The title of this tutorial is Resource Allocation for Firms. As always, my key terms are in red and my examples are in green. All right, so in this tutorial, we'll be talking about the choices that all firms need to make. I'll define and give you some examples of firm resources, or what we call the factors of production. At the end, you'll understand the difference between the short and the long run. And we'll be talking about how firms seek to maximize profit.
OK. So let's get in the mindset of a business. What are the things that all businesses have to decide? Well, first they have to figure out how big should we get? How much should we be producing in terms of quantity? Next they have to figure out how should we go about producing it. And then once they figure those things out, that's when they figure out how much land, labor, and capital do we need to buy in order to produce our good.
OK. So without buying some things, businesses couldn't produce anything, right? So what we call them are resources. They have to purchase resources or factors of production. So factors of production are, like I said, the resources defined as land, labor, and capital that are necessary to produce output for the sake of profit.
Land is the first one. It's the factor of production that occurs naturally in the form of real estate or organic assets. It's pretty straightforward. Obviously land itself is included here. Most businesses have to purchase at least a little bit of land in order to have a place to do their business. But this also includes anything that comes from the land. Wildlife, fertile soil, minerals, timber. Anything that is a natural resource and not man-made.
Labor is the next factor of production, and it's human service that contributes to the creation or distribution of goods or services. So really, it's our whole workforce. I gave you some examples of people laboring. Doctors and nurses, teachers, hairstylists, cashiers. The idea is that you can be producing either a physical good itself or providing a service and be considered labor.
Then we have capital. Capital are material assets in the form of either money or machinery used as a factor of production. I like to think of capital as anything that's already been produced, but will be used to help produce other things. So some examples are buildings, computers, and roads.
As I sit here generating this tutorial right now, I'm producing something but I'm also providing a service. I couldn't labor-- I couldn't do this-- without the use of my computer. So my computer right now is absolutely my capital. It's something that's already been produced and it's helping me to produce this tutorial.
So how is it that firms decide how much land, labor, and capital they need to purchase? Well, a couple of factors. The first factor is they have to figure out how much they are producing. This decision might change vastly if they're producing a lot versus a small amount. And also that plays a role here is the price or the cost of each factor of production or each resource.
What any business is going to try to do is minimize cost. Cost minimization is just selecting the output strategy that incurs the least amount of cost, and that will lead them to maximize their profits. And that's what a business is trying to do at the end of the day. They're trying to determine the quantity, how much they should produce, and the cost that yields the greatest profit.
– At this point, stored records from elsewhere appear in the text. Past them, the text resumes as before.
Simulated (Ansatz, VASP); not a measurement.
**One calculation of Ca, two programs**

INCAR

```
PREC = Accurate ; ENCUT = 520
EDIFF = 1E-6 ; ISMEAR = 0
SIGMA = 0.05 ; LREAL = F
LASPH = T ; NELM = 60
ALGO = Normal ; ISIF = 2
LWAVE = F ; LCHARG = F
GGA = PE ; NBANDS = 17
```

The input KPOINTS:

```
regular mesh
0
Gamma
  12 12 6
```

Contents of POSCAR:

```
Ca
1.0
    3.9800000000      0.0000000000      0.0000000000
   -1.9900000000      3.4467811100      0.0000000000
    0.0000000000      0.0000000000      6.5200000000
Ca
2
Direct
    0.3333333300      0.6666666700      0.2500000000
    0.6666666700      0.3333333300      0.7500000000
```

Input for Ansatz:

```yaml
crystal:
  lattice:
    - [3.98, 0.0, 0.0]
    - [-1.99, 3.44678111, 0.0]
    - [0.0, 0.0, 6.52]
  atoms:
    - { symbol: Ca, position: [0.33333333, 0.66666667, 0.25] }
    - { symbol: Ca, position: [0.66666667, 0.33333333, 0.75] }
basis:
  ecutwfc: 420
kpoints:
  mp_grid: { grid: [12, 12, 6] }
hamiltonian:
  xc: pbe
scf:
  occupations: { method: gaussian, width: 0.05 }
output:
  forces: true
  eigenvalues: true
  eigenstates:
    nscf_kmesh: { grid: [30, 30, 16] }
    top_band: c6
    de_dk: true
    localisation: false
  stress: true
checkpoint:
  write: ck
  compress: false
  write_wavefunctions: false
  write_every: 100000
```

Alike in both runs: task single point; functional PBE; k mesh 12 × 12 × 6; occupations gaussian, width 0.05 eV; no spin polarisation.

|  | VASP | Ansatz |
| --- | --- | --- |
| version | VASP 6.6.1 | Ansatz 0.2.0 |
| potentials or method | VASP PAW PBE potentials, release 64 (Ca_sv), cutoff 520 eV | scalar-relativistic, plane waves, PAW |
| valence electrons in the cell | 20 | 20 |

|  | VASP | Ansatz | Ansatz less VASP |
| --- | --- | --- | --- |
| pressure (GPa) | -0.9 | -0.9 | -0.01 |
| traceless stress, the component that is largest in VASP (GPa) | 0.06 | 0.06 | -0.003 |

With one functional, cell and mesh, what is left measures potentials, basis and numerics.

OK. So sometimes I think it helps to compare firms to consumers. So whereas we as consumers when we're out there buying things seek to maximize our utility or our satisfaction, firms are obviously maximizing their profit. When we're buying things, we're basing our decisions on our individual preferences. Firms are basing their decisions on the opportunity costs. Remember, what's being sacrificed or given up in terms of the factors of production. So the opportunity cost of land, labor, and capital.
We're all constrained by things. Businesses face constraints certainly. A constraint is an element that interrupts production of a firm or consumption by individuals. Here we're focusing on the production of the firm. So whereas consumers are constrained by time and income, businesses are definitely constrained by their factors of production. Land, labor, and capital are definitely limited in the world. So they are constraints.
OK. Now we need to talk about the short run versus the long run. And what I want to do is use an example for you. So let's talk about Tickle Me Elmo. I don't know if you guys remember, but I remember several Christmas seasons ago how Tickle Me Elmo was all the rage. And in fact, mothers and fathers could not get their hands on this doll for their kids. So business was certainly booming.
If you were the owner of that business, wouldn't you want to produce more in order to make a greater profit? I think moms and dads aunt aunts and uncles and grandparents everywhere were willing to pay insane amounts of money for this doll. So if you're the business owner, you want to produce more so that you can make that profit. But right now it's the short run.
OK. So what can you do in the short run? Well, certainly you could hire more workers. You could buy more materials to make the dolls. But you're definitely limited. It's the short run. You might not have enough workspace or enough capital like machines. So you can hire all the workers you want, and you can buy all the material you want, but your workers are probably going to get in one another's way. They don't have enough machines to work on. It won't be enough to justify the additional workers that you hired.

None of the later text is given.